The PJM Interconnection board approved $5.9 billion in new transmission projects to bolster reliability across the grid operator’s footprint, PJM said Wednesday. That, combined with changes to the scope and cost of existing projects, mean PJM’s latest Regional Transmission Expansion Plan is set to cost $6.7 billion, according to the grid operator for 13 mid-Atlantic and Midwestern states and the District of Columbia.
The Regional Transmission Expansion Plan, approved Tuesday, contains a modified version of a proposal to build a 765-kV, multistate transmission backbone offered by American Electric Power, Dominion Energy Virginia and FirstEnergy. This roughly $4.6 billion set of projects, which includes 500-kV facilities, aims to bolster west-east regional power transfers, according to PJM staff analysis of its recommended plan.
The plan calls for the companies to build 260 miles of 765-kV transmission line between Putnam County, West Virginia, and Frederick County, Maryland, and a roughly 155-mile, 765-kV transmission line between Campbell County, Virginia, and Fauquier County, Virginia, according to AEP.
AEP estimates that its share of the projects its Transource transmission subsidiary will build will cost $1.1 billion. PJM’s plan also includes about $600 million in projects AEP utilities will build in Indiana, Ohio and Virginia.

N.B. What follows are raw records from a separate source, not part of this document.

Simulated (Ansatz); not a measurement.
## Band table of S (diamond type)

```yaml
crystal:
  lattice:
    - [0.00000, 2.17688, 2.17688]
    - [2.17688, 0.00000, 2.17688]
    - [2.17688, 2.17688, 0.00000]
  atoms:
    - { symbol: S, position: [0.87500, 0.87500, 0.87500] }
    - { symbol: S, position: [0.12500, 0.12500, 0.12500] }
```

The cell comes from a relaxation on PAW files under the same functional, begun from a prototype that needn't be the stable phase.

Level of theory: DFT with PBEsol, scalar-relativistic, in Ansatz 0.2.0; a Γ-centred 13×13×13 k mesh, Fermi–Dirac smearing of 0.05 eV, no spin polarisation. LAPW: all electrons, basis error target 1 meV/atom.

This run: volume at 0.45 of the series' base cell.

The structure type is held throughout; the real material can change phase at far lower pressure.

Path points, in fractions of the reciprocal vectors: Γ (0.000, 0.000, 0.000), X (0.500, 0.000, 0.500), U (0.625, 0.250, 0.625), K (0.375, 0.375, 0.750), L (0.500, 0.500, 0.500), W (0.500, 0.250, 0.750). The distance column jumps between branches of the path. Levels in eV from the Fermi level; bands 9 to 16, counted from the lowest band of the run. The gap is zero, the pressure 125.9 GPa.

“The proposals resolve critical west-east regional transfer reinforcement needs by introducing 765 kV transmission lines connecting the AEP system in the western portion of the PJM footprint with the rest of the network in the central and southern parts of PJM, primarily Virginia,” the grid operator said in a press release.
The board on Tuesday also approved a revised cost estimate — $1.5 billion, up from $739 million — for transmission additions PJM needs to allow Talen Energy to retire its coal-fired Brandon Shores power plant in Maryland. Exelon subsidiaries Baltimore Gas and Electric, PECO Energy and Potomac Edison will be the projects’ primary builders.
Higher costs of long-lead equipment, changes resulting from detailed design and engineering plans, constructability reviews, additional contracting resources and the significant volume and complexity of work are driving the cost increase, PJM said.
“These projects address accelerated load growth in various areas of the PJM region, changes in the mix of generation resources and the resulting shifts to regional power flows,” the grid operator said about the overall plan. “The forecasted demand growth is driven in part by data center load additions and the electrification of vehicles and building heating systems.”
The approval of PJM’s transmission plan comes amid rising equipment prices and supply-chain challenges that are hindering transmission development, according to a report released Tuesday by the International Energy Agency.
“Permitting remains the primary cause of delays in transmission projects, particularly in advanced economies, but supply of cables, transformers, materials and other components is also becoming a limiting factor,” the IEA said.
It takes two to three years to procure cables and up to four years to obtain large power transformers, about twice as long compared with wait times in 2021, and it can take more than five years to secure direct current cables, the agency said.